Call for Papers: ‘Utopia’, 2022 NYU MARGIN Graduate Symposium (Deadline 11th April 2022)


The Medieval and Renaissance Graduate Interdisciplinary Network (MARGIN) is pleased to announce a call for papers for the 2022 MARGIN Symposium on Friday, May 6th, to be held virtually (via Zoom). The theme of this year’s symposium is UTOPIA, and our keynote speaker will be Dr. Karma Lochrie, Provost Professor of English at Indiana University and author of Nowhere in the Middle Ages. 

We invite graduate students to submit papers that participate in a larger discussion of utopian (and dystopian) thinking in medieval and Renaissance cultures. The theme is intended to encourage wide-ranging papers from a multitude of universities and departments, including those that have been underrepresented in medieval and Renaissance studies. We especially welcome topics with a focus on non-European or non-Western material from the fifth to seventeenth century. 
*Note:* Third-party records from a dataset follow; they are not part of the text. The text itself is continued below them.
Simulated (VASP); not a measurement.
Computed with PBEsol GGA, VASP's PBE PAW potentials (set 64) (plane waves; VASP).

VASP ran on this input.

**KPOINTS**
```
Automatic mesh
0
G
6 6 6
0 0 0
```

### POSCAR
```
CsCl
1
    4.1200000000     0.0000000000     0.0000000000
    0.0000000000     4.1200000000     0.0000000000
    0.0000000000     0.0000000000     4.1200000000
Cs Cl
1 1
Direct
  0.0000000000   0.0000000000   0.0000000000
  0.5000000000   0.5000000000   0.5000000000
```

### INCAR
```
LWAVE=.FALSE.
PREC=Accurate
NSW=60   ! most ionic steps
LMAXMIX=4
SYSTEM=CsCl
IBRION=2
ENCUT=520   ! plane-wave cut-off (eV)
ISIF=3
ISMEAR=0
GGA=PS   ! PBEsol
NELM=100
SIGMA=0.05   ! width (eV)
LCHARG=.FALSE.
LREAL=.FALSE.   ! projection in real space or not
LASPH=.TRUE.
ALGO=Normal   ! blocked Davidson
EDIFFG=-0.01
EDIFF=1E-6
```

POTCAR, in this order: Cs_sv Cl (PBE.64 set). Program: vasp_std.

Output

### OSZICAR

Submissions may focus on topics including, but not limited to:

  • The relationship between utopia and dystopia in the Middle Ages and Renaissance
  • Sacred geography, cartography, and the unmappable
  • Social utopias (monastic, political, etc)
  • Conceptual utopias (Szforzinda, Cockaigne, etc)
  • The Garden of Eden in art and literature
  • Creation, apocalypse and time outside of time
  • Theologies of heaven and hell
  • Journeys to the otherworld and mental pilgrimage
  • Islamic conceptions of jannah in art and poetry
  • Medieval and Renaissance cosmology and cosmography
  • Manuscripts, utopias, voids, and other unexpected spaces
  • Visualizing utopia and utopian/dystopian spaces
  • Modern responses to medieval/early-modern concepts of utopia/dystopia

Please submit a 250-word abstract with a 50-word bio to nyumargin@gmail.com with “Symposium submission” in the subject line by April 4th. Applicants will be notified by April 11th.

If you do not currently have a paper related to Utopia, but do have another project that you would like to present or workshop, please note that there is still an open Call for Papers for MARGIN’s Works-In-Progress series.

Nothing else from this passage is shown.